Hervey White


Hervey White was an American novelist, poet, and community-builder. He was one of the original founders of the Byrdcliffe Colony in Woodstock, New York, then went on to create a more radical artists' colony, the Maverick. Both Byrdcliffe and the Maverick are part of what is today called the Woodstock Art Colony.

Before Woodstock

White was born in Iowa and raised on a Kansas farm by his aunt after his mother died. A scholarship to Harvard University, where he read the works of the socially conscious art critic John Ruskin, solidified his burgeoning libertarian ideals. Pinpointing White's anti-patrician identity, artist and Byrdcliffe cofounder Bolton Brown would describe White as "far prouder of hailing from a ranch in Kansas" than from Harvard. After graduating and traveling through parts of Italy, White moved to Chicago and worked for Hull House, a settlement that provided a creative and educational environment for poor residents of the surrounding neighborhoods. In its spirit of democratic cultural outreach, Hull House acted as a model for White's Maverick Colony. While at Hull House, White wrote his first novel, Differences.

Byrdcliffe and the Maverick

In 1902 White joined forces with Ralph Radcliffe Whitehead and painter-lithographer Bolton Brown to found the Byrdcliffe Colony in Woodstock, New York, conceived as a utopian community of studios, workshops, and artistic gatherings which would nurture creative freedom in the idyllic setting of the Catskill Mountains. Byrdcliffe was based on models provided by the Arts and Crafts movement in England, including Ruskin's own unsuccessful artists' colony, St. George. However, shortly after the colony's establishment, Brown and White each parted ways with Whitehead—White by choice, while Brown was terminated. Each found the aristocratic but reform-minded Whitehead's version of democracy too rigorously structured.
In 1905, White purchased a farm just outside Woodstock with Fritz van der Loo and Carl Eric Lindin, intended as a rustic haven for the three friends and their families. It quickly transformed into an intellectual meeting place and was named the Maverick; artists, writers, and musicians took up residence in minimalistic houses, usually little more than shacks, built on the property. White's short-lived marriage to Byrdcliffe printmaker Vivian Bevans ended in 1908; White's homosexual leanings, addressed overtly in his writings, are a possible cause. White would go on to build the Maverick into a thriving community with makeshift studios, a printing press, and a steady output of publications devoted to literature and the visual arts, most notably The Wild Hawk and The Plowshare.
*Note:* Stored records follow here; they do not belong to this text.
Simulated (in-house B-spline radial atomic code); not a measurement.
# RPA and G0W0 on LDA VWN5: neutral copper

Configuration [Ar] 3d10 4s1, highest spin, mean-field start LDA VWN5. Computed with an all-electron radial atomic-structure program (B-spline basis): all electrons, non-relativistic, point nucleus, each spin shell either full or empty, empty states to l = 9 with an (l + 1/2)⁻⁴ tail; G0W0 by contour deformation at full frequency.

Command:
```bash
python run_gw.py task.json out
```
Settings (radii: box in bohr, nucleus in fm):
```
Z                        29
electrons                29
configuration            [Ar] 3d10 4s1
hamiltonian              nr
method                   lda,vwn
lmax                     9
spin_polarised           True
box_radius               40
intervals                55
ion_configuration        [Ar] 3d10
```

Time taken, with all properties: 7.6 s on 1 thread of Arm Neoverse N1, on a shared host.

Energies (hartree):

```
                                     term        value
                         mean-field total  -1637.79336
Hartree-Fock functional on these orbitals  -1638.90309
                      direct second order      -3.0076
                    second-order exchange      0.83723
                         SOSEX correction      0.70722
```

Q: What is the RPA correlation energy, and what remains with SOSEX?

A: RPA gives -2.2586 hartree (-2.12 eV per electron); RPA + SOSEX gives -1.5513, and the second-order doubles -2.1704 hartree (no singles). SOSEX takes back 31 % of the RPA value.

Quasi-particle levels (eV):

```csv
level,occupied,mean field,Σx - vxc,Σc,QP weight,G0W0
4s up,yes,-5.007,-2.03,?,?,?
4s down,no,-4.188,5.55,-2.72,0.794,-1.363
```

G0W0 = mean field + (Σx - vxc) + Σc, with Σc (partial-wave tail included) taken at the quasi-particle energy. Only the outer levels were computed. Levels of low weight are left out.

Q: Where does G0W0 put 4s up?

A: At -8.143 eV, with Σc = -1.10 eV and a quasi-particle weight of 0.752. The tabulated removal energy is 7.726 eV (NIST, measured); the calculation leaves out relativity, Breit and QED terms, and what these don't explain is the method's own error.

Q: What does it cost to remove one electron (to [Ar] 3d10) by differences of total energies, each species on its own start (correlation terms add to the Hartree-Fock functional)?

The Maverick Festivals and Concerts

In 1915, White planned the first of the Maverick Festivals, which included music and theatrical performances. Bacchanalian and raucous but with a firmly creative underpinning, the Maverick Festivals were the precursors to the famous Woodstock Music Festival of 1969. Revelers were encouraged to come in costume; period photographs include men and women with flowers in their hair, a historical prototype for the popular cliché of the Woodstock hippie. Intended to offset the tremendous debt White incurred building his colony, the first Maverick Festival represented a great spirit of unity among previously feuding community activists and artists, who in 1919 went on to form the . The festivals were by the 1920s an annual occurrence, in August on the night of the full moon: they lasted until 1931, when their reputation for wildness pressured White to put an end to his tradition.
In 1916 White began sponsoring concerts, primarily classical music; the Maverick concert hall has been home to performances by Paul Robeson and John Cage. Cage's notorious 4'33" premiered there in 1952. The Maverick Concerts music festival continues to this day, with a series of concerts held every weekend from late June through early September. It is the oldest continuous summer music festival in the United States.
Hervey White's historical legacy is as an author, utopian, and philosopher. In popular press and local culture, his long hair, beard, baggy white linens and purple silks are celebrated as the hallmarks of Woodstock's cultural identity.